Despite a turnaround in its image, messaging and overall brand, JCPenny has not done well so far this year. My message to JCPenney, however: Stay the course, and focus on the long term.

JCPenney’s rebranding to “fair and square” is a good one if only for the fact that it positions JCPenney against the competition. Suggested in the themeline is that the rest are not fair and square, which may tap into consumers’ belief that other retailers bilk them. It touches on an idea that is steeped with a bit more emotion, a first step in establishing a brand. What is refreshing about the move is the operational changes JCPenney has made to reinforce the new language.

Even though there is slow change, the rebranding positions JCPenney positively for multiple reasons.

First, it creates greater distinction in defining who the brand is for. It is for those who value fairness.

“Fair and square” has been taking a hit so far, with most of that hit being attributed to JCPenney’s elimination of coupons and replacing them with fairer prices.

Sure, this change might cause some coupon’ers to stop shopping at JCPenney but a coupon’er is only loyal to the coupon, not the brand. They are deal shoppers and, most often, the least brand loyal by defintion.

While “fair and square” has lost some of these customers, with constancy of message, it will begin attracting new ones in their place. Think of it this way: Those of us who do not coupon, believe that, if I need to coupon, that means the listed price is not fair. The building of preference for JCPenney will slowly build with those who are not necessarily looking for the lowest price (which those who coupon are), but the fairest.

Secondly, JCPenney is taking steps to make “fair and square” more than just talk. It is easy to say something. It is much more difficult to put it into action. An intensive marketing message can draw customers, but, if it is not backed up with action to reinforce that message, customers soon become the wiser. It is better to be trusted by customers and represent nothing than to try to stand for something and it not be true. JCPenney is taking a bold step with its brand and it shows it understands its importance by the actions it is taking to make its new messaging believed.

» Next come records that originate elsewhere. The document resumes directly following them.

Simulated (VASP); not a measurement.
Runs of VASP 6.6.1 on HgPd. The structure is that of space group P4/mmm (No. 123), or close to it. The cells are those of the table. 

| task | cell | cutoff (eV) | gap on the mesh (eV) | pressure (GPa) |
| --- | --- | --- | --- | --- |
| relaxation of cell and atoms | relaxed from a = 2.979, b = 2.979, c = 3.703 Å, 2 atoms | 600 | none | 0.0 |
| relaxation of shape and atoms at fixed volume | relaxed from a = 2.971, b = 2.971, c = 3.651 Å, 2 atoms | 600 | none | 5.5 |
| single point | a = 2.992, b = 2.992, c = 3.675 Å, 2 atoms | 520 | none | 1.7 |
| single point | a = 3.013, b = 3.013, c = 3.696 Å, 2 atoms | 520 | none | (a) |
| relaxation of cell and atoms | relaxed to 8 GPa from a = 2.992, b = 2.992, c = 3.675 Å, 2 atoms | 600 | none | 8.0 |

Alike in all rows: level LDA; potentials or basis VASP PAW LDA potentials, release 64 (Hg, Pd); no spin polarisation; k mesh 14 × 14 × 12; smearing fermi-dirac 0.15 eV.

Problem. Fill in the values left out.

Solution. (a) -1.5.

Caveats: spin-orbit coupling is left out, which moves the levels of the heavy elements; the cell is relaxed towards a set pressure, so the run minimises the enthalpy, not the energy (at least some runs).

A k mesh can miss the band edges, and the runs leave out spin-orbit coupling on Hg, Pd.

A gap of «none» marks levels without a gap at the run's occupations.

Lastly, it is different. The initial downturn for JCPenney proves the point that those who coupon are not brand loyal. And, to coupon, you must believe that all retailers are the same. Fortunately for JCPenney, there is value in putting a stake in the ground. It provides direction and creates a brand identity.

A brand rarely changes the market overnight. Often marketers become nervous and make an about-face at the first sign of trouble. JCPenney must stay committed and remember that the changes it has made make a brand. It doesn’t want to revert back to simply being a store.